This text of Gulfstream Shipbuilding v. C-Fly Marine Services, LLC (Gulfstream Shipbuilding v. C-Fly Marine Services, LLC) is published on Counsel Stack Legal Research, covering District Court, E.D. Louisiana primary law. Counsel Stack provides free access to over 12 million legal documents including statutes, case law, regulations, and constitutions.

Bluebook
Gulfstream Shipbuilding v. C-Fly Marine Services, LLC, (E.D. La. 2019).

Opinion

UNITED STATES DISTRICT COURT EASTERN DISTRICT OF LOUISIANA

GULFSTREAM SHIPBUILDING, CIVIL ACTION LLC

VERSUS NO: 19-9066

C-FLY MARINE SERVICES, LLC, SECTION: “J”(3) BAYOU METAL SUPPLY, LLC, RINA USA, INC., and NAUTILUS GLOBAL, LLC

ORDER AND REASONS Before the Court is a Motion for Stay Pending Arbitration (Rec. Doc. 4) filed by Defendant, RINA USA, INC. (“RINA USA”). Plaintiff, Gulfstream Shipbuilding, LLC, opposes the motion (Rec. Doc. 24). RINA USA filed a reply (Rec. Doc. 29). Having considered the motion and legal memoranda, the record, and the applicable law, the Court finds that the motion should be GRANTED.

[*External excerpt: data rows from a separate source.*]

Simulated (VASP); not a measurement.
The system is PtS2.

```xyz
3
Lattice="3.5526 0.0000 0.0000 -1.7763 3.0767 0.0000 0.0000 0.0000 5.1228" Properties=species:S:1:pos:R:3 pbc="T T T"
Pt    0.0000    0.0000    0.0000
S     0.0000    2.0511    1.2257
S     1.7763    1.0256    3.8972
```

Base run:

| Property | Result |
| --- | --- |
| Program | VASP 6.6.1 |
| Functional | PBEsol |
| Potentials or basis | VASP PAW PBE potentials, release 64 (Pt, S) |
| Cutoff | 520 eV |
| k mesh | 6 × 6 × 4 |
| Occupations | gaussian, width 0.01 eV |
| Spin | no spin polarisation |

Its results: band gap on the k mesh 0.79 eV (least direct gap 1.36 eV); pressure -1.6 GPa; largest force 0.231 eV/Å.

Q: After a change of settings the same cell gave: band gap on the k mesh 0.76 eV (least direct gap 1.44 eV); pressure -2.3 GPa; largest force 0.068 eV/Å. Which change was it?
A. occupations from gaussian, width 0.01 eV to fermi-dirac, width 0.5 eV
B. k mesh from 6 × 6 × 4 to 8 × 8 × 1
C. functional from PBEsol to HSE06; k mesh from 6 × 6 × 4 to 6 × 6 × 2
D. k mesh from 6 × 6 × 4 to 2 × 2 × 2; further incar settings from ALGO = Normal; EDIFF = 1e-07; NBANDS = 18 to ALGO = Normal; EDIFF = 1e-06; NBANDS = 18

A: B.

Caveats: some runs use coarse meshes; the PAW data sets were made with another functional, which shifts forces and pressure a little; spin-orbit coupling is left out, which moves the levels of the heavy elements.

FACTS AND PROCEDURAL HISTORY

This litigation arises from a contract entered between Plaintiff and RINA S.p.A., a company organized under the laws of Italy with its principal place of business in Genoa, Italy and the parent company of RINA USA. The contract—Offer No. 2016/7918 dated June 17, 2016—was entered into to perform a drawings review and calculations for the admeasurement of the tonnage of Plaintiff’s vessel. RINA S.p.A.’s General Conditions were incorporated into the contract, including an arbitration clause that a representative of Plaintiff specifically acknowledged having read, understood, and approved. On October 26, 2018, Plaintiff filed suit against RINA USA, C-Fly Marine

Services, Bayou Metal Supply, LLC, and Nautilus Global, LLC in the 22nd Judicial District Court for the Parish of St. Tammany. Plaintiff’s amended petition alleges that RINA USA breached its contract with Plaintiff and was negligent with respect to the performance of the drawings review and calculations for the admeasurement of the tonnage of Plaintiff’s vessel. RINA USA subsequently removed the action to this Court. RINA USA now seeks an order staying the proceedings because it alleges

that the arbitration agreement included in the contract at issue falls under the Convention on the Recognition and Enforcement of Foreign Arbitral Awards.

LEGAL STANDARD

The New York Convention “provides a carefully structured framework for the review and enforcement of international arbitral awards.” Karaha Bodas Co., L.L.C. v. Perusahaan Pertambangan Minyak Dan Gas Bumi Negara, 364 F.3d 274, 287 (5th Cir. 2004). The following agreements fall under the New York Convention: An arbitration agreement or arbitral award arising out of a legal relationship, whether contractual or not, which is considered as commercial, including a transaction, contract, or agreement described in section 2 of this title, falls under the Convention. An agreement or award arising out of such a relationship which is entirely between citizens of the United States shall be deemed not to fall under the Convention unless that relationship involves property located abroad, envisages performance or enforcement abroad, or has some other reasonable relation with one or more foreign states. For the purpose of this section a corporation is a citizen of the United States if it is incorporated or has its principal place of business in the United States. 9 U.S.C. § 202.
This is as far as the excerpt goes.